Why did Pharaoh fear that the Jews would rebel and join his enemies? Certainly the good Jews, who constituted the majority, entertained no such thoughts. The oath prohibits it, Shlomo Hamelech warns us to fear the king (Mishlei 24:21 and Koheles 8:2) and Yirmiyah (29:7) commands us to seek the welfare of our host country in exile. The Midrash says that Hashem and Avraham chose exile rather than Gehinom (Bereishis Rabbah 44:21). But there were bad Jews as well, Jews who rejected the prophets and lived a modern lifestyle. It is regarding these Jews that the Torah says, “And the land was filled with them,” and the Tanchuma comments: “The theaters and circuses were filled with them.” Immediately after that verse, the Torah tells us that Pharaoh worried “that they might increase, and when there is a war they will join our enemies and fight against us and go up from the land.” These modern Jews were the ones he worried about. Since they did not follow Hashem’s prohibition on sitting in a “seat of scoffers” (Tehillim 1:1 and Avodah Zarah 18b), perhaps they would also violate His command to accept the yoke of exile.

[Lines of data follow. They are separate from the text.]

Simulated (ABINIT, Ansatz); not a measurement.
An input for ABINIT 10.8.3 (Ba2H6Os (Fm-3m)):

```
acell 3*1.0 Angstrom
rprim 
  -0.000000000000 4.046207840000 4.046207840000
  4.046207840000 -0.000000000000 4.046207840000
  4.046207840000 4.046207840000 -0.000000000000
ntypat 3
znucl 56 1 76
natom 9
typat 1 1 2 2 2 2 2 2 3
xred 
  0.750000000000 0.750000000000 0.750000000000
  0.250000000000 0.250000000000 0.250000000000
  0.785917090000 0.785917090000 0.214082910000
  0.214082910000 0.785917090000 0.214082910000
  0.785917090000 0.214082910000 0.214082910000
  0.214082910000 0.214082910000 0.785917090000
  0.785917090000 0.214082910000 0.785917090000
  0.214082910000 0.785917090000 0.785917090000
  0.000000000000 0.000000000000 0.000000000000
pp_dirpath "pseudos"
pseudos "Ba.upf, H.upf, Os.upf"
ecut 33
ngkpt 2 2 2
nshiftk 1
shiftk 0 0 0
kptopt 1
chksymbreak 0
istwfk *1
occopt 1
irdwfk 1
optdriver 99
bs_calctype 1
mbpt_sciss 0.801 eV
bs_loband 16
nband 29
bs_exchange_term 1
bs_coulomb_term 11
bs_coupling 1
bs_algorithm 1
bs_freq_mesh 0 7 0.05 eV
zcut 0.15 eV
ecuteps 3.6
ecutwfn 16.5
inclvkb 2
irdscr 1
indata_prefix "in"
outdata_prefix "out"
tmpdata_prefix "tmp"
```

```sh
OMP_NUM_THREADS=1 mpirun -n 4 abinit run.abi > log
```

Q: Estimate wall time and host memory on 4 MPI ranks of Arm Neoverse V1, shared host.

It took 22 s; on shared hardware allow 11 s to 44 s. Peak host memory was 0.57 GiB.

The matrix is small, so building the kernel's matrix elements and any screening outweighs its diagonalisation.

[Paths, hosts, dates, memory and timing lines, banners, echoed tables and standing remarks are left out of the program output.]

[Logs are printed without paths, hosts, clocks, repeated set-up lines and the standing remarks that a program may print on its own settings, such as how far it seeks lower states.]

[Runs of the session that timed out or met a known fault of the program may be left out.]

The above words appear in Maskil El Dal (v. 4, 3:4:5), published in 1871 – many years before the Zionist movement began. Rabbi Hillel of Kolomaya probably had in mind the Reform Jews of Hungary. But a prophetic spirit rested on him and he foresaw that Zionism would emerge from the ranks of the liberals, not from the Orthodox.
In a footnote to that piece, he considers the opposite scenario: that Zionism would emerge only from the Orthodox, since they are the ones who pray three times daily for the rebuilding of Jerusalem and the coming of moshiach, while the Reform have deliberately omitted all reference to these things from their prayers. But he declares, “It is not so, for one who is knowledgeable and understands these matters knows that these two concepts – waiting for the redemption, and the oath prohibiting rebellion against the nations – are actually one and the same. Because when the time comes and moshiach arrives, the redemption will not come about by a flesh and blood victory and the success of humans.”
To prove this assertion, he proceeds to bring a list of verses and statements of Chazal about the redemption:
1. ‘They will not do evil nor destroy in all of my holy mountain’ (Yishaya 11:9).
2. ‘They will beat their swords into plowshares and their spears into pruning hooks; nation will not lift up sword against nation, and they will not learn war anymore’ (Yishaya 2:4).
3. ‘They will bring all of your brethren from the nations as a gift to Hashem in wagons, with dances’ (Yishaya 66:20).
4. ‘The earth will be full of knowledge of Hashem, as the waters cover the sea’ (Yishaya 11:9).
5. ‘For then I will change the peoples to a clear speech, and all of them will call in the name of Hashem, and serve Him with one shoulder’ (Tzefaniah 3:9).
6. ‘Nations will seek him [moshiach] out, and his resting place will be honor’ (Yishaya 11:10).
7. ‘Kings will be your babysitters, and princesses your nurses; they will prostrate their faces to the ground before you, and lick the dust of your feet’ (Yishaya 49:23).
8. ‘The kings of Tarshish and the islands will bring a gift’ (Tehillim 72:10).
9. The Yalkut Shimoni on Yishaya 52:7 says, ‘Three days before moshiach comes, Eliyahu will stand on the mountains of Israel and cry out, “Mountains of Eretz Yisroel! How long will you stand in a desolate land?” And his voice will be heard from one end of the earth to the other. And then he will say, “Peace is coming to the world…Goodness is coming to the world…Salvation is coming to the world.”‘
10. A Heavenly Voice will be heard, saying to the imprisoned, come out! And those in the darkness, be revealed (Yishaya 49:9)! The Yalkut Shimoni says that this refers to the Jews beyond the Sambatyon River and the Jews beyond the Mountains of Darkness.
So this is what we are praying for: that we should merit to see these things soon. But until that time comes, we are faithful servants and taxpayers to the kings under which we live. The heretics, on the other hand, do not believe in any of the above.”
Rabbi Hillel of Kolomaya is saying that only a Jew who doesn’t believe in what the Neviim tell us about the redemption could be a Zionist and rebel against the exile.
Unfortunately, today it is the religious Zionists who are the strongest Zionists. It can only be that they’ve forgotten what the real geulah is supposed to look like.